The mother of a Derry man who died on hunger strike says she fully supports the INLA's move away from violence.
Peggy O'Hara, whose son Patsy, an INLA volunteer, died on hunger strike in Long Kesh in 1981, says she is happy with the move which was announced at the weekend.
"I am happy with the announcement and happy that the political stance of the movement has not changed," she told the 'Journal' last night.
"The main thing for me is that they still remain implacably opposed to the Good Friday Agreement and the notion of a British police force in Ireland.
"I understand that it is only the tactics that have changed and that the political objectives remain the same as they were in 1981.
"I give my full support to the republican socialist movement," she added.
Mrs O'Hara has a long connection with the republican socialist movement and stood as an independent republican candidate in the Assembly elections in 2007 on an anti-PSNI ticket.
She received more than 1,700 first preference votes but was not elected.
Meanwhile, IRSP ard comhairle member Martin McMonagle says the families of INLA members who died during the Troubles were consulted before Sunday's announcement.
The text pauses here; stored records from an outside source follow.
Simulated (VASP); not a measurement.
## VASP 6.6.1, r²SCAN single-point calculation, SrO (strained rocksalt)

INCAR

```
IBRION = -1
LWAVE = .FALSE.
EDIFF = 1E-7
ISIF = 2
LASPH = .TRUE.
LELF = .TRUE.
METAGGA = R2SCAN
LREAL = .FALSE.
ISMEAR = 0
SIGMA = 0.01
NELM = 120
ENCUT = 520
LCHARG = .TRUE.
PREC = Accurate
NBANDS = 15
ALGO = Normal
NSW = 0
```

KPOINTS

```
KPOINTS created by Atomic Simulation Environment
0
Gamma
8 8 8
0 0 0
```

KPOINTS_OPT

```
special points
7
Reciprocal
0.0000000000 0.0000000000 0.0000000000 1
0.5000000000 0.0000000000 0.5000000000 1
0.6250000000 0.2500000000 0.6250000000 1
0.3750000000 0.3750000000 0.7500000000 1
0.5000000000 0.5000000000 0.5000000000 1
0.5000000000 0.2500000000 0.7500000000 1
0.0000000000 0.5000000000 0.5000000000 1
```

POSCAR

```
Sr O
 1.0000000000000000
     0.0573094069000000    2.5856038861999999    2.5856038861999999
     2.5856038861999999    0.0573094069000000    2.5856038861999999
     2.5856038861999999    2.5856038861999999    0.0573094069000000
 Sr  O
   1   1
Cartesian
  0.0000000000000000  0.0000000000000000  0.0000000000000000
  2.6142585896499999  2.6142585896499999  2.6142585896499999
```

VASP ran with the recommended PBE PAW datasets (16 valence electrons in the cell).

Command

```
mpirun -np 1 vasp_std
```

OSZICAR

"A series of talks have been going on for the last few years," he said. "Families were happy in 1998 when the ceasefire was announced and that has not changed," he added.
Mr McMonagle insists the move is supported by the "vast majority" of republican socialists and ruled out any possibility of a split in the ranks of the INLA.
"If people were unhappy, this initiative would not have happened," he said. "It was important for us to keep the movement intact."